Simple steps save thousands in winter weather costs
Old Man Winter is waiting, ready to make his annual appearance so he can wreak havoc on homes everywhere.
In the U.S., low temperatures, ice and snow caused $81 million in winter weather-related damage in 2012, including $38 million in insurance losses, according to the Insurance Information Institute III). In 2011, such damage reached a whopping $2 billion.
“Most people don’t realize the high price a snow storm or low) temperatures can exact for damage that is often preventable,” says Carole Walker, executive director of the Rocky Mountain Insurance Information Association.
For example, a burst frozen pipe can cause thousands of dollars in damage. Ice dams can spread under shingles and lead to leaky roofs once the snow melts. And a blocked chimney can create a winter-weather fire hazard.
If winter weather damages your home, chances are good your home insurance policy will pick up the tab for repairs. According to III, covered damages typically include:
- Burst pipes.
- Ice dams occurs when water builds up behind ice blockage).
- Wind damage caused by weight of ice or snow.
- Fire-related losses.
However, a few simple precautionary measures can prevent such damage from occurring in the first place.
How to prepare your home for winter weather
Fall is the time to prepare your home for winter. Ideas for getting it ready include:
- Clean gutters and leaves so water can escape. Janet Patrick, spokeswoman for the Illinois Insurance Association, says, “Ice dams can cause roof damage and interior water damage.”
- Repair roof leaks and insulate pipes. Use standard insulation materials, newspapers or plastic.

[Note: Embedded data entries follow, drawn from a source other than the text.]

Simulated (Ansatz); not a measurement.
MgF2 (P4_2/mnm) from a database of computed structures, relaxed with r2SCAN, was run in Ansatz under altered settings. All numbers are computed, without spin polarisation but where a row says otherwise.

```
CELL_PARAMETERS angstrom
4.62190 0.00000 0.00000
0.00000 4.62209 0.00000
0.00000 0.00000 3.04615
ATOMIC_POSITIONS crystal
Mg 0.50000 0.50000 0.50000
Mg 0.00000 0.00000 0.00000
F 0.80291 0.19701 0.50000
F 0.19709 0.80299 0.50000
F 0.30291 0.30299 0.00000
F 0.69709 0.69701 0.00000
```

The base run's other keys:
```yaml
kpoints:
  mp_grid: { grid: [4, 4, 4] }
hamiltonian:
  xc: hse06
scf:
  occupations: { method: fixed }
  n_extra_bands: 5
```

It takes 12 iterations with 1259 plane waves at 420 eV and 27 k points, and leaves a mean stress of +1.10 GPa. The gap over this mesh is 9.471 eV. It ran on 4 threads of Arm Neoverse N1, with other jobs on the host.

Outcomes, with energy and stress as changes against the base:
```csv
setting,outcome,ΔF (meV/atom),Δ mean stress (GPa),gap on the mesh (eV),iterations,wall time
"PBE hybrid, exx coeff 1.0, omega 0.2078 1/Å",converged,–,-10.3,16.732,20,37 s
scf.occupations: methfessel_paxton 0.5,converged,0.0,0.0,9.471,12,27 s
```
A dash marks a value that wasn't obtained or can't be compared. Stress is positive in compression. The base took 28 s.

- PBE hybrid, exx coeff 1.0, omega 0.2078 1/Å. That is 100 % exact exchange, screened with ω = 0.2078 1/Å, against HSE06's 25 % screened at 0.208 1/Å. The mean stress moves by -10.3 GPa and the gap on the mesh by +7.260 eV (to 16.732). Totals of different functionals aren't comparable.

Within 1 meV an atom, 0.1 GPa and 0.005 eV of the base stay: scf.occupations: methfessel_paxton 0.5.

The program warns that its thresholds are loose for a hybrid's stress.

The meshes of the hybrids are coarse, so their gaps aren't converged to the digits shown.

- Fill foundation cracks that allow cold air to flow into the basement or crawl space. “Freezing temperatures can lead to water pipe problems,” Patrick says.
- Make sure your house is ready for high winds and heavy snows. “Cut away tree branches that could fall on a house or other structure during a storm,” says Michael Barry, an III spokesman.
- Prepare for a loss of power that could last hours, or even days. “Stock up on fuel in case of a power outage, such as firewood or propane if you have a backup heat source,” Walker says.
Once winter is under way, you’ll need to react quickly when the elements threaten damage to your home. Here are three ways to prevent pipes from bursting, or from causing excessive damage if they do burst.
- Keep your home warm. Walker urges you to keep your home warmed to at least 65 degrees.
- Allow faucets to drip a bit during winter’s coldest weather. “Running water — even at a trickle — helps prevent pipes from freezing,” Barry says.
- Know how to shut off water valves. That way, you can prevent unnecessary extra damage after a pipe bursts, Barry says.
Excessive snowfall is often the source of water damage. To prevent this, try the following:
- Don’t let piles of snow accumulate on the roof. Excessive snow is most likely to collect on the downwind side of the roof. Walker suggests contacting a roofing contractor to get a referral to a professional who can remove snow from a roof safely, without causing damage to the shingles.
- Make sure sewers and drains are clear. Melting snow can back up sewers and drains, allowing water to seep into your home and cause flood damage. “Local government officials should be notified if street drains are clogged,” Walker says.
Finally, winter raises the risk for some fire hazards. Here are some steps for lowering that risk:
- Check, clean and maintain all fireplaces before using them. These may include furnaces, fireplace, chimneys or wood stoves.
- Use common sense with holiday light displays. “Do not overload electrical outlets or extension cords,” Patrick says.
How to weather-proof your home
The Insurance Information Institute also recommends the following tips for keeping the snow and cold out of your home this winter, and for keeping your family safe from fires.
- Use weather stripping, with materials such as vinyl, rubber or polyfoam, to seal skylights and other roof openings.
- Insulate attics so heat doesn’t escape to the roof. Excess heat loss can cause repeated thawing/re-freeze cycles that lead to ice dams. Attics should be 5 to 10 degrees warmer than the outside air.)
- Insulate basements and crawl spaces to prevent pipes from freezing.
- Install and test smoke and carbon monoxide detectors.
- If you’re a snowbird who plans to winter away in more tropical climes, turn off the water before leaving and consider having a professional drain your pipes to keep them from freezing and bursting.
Also, ask someone to watch your house during the cold winter months and check inside occasionally – especially after cold and snow events – to make sure any problem that arises can be quickly fixed.